Scripture on Sunday – James 1:11

Saint_James_the_JustJames 1:11
For the sun rises with its scorching heat and withers the grass; its flower falls, and its beauty perishes. It is the same with the rich; in the midst of a busy life, they will wither away.

Verse eleven extends the natural image James uses, and also sharpens his warning, generalising the fate which awaits the rich and thereby intensifying his warning to the wealthy believer in particular.

The fate of the wildflowers in the field was proverbial, with Jesus also using this image in his teaching (Matthew 6:28-30). Here today and gone tomorrow, the image speaks of the fragility and transience of life (Zerwick & Grosvenor, 691). Although James has a different purpose to that of Jesus, the image is similar. In the morning the flowers of the field spring up and flourish and yet by evening, they have fallen under the blistering assault of the sun and its heat (cf. Psalm 90:5-6). The word translated ‘heat’ in the NRSV (kausōni) literally means scorching wind (NASB) and may have Jonah 4:8 in the background, where God appointed with the sun a ‘scorching east wind’ to assail Jonah so that he despaired of life.

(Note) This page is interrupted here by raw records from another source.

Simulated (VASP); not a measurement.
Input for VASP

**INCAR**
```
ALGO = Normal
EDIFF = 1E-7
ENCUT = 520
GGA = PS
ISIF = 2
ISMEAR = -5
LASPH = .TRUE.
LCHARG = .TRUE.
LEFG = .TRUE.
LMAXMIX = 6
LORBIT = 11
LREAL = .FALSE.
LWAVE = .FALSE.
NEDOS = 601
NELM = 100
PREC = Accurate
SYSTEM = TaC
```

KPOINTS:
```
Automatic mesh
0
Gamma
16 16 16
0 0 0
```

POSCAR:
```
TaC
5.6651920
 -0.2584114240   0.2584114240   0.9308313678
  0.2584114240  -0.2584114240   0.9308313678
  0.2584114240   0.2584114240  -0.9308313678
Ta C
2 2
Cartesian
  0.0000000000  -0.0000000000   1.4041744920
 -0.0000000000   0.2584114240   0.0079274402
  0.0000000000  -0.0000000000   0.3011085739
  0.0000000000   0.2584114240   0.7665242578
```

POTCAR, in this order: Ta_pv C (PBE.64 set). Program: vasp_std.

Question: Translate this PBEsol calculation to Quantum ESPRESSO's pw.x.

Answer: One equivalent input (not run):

Vlachos makes the helpful observation that the four aorist verbs in this verse are all linked with kai (and), which provides a rhythmic pulse: aneteilen … kai exēranen … kai … exepesen kai … apōleto (i.e., risen … and withers … and … falls and … perishes). He suggests that this rhythmic pulse emphasises the cause and effect relation between each of the verbs, as well as the inevitability and swiftness of the action (35). The rising sun will inevitably wither the grass so that its flower falls from the stem and so perishes on the ground.

The NRSV translates kai hē euprepeia tou prosōpou autou apōleto as ‘and its beauty perishes.’ Literally the phrase is ‘and the beauty of its face perishes.’ The NASB translates as ‘the beauty of its appearance is destroyed,’ thus retaining the genitive, but losing the personification of the image (‘its beautiful face is destroyed’), and its resulting power when applied to the rich person (cf. 2:1).

The final phrase returns to the rich person (ho plousios) and so hints that verses 10-11 may be read as a chiasm:

A – The rich…
B – The flower of the field…
B1 – The flower of the field…
A1 – The rich…

Just as the flowers of the field will wither, fall and perish, so the rich person will ‘wither away’ (maranthēsetai) in the midst of their ‘busy life’ (en tais poreiais autou). Marainō appears only here in this form in the New Testament. Typically the word is used to refer to the withering of plants or the death of humans, usually in the sense of a gradual fading or wasting away (Vlachos, 36; Davids, 78). Poreia means journey’ or ‘way of life,’ so that some commentators link this text to 4:13-17 and suggest that the rich person is a travelling merchant who will meet their end in the midst of their business trips (so Vlachos, 36, and McKnight, 103). Davids (78) suggests this is stretching the phrase and the context too far, and prefers a more generic reference to their ‘way of life.’ In both readings, however, it is notable that the demise of the rich is described in historical rather than eschatological terms, and so again, is suggestive that the rich person is to consider their life in the light of their own mortality and its implications.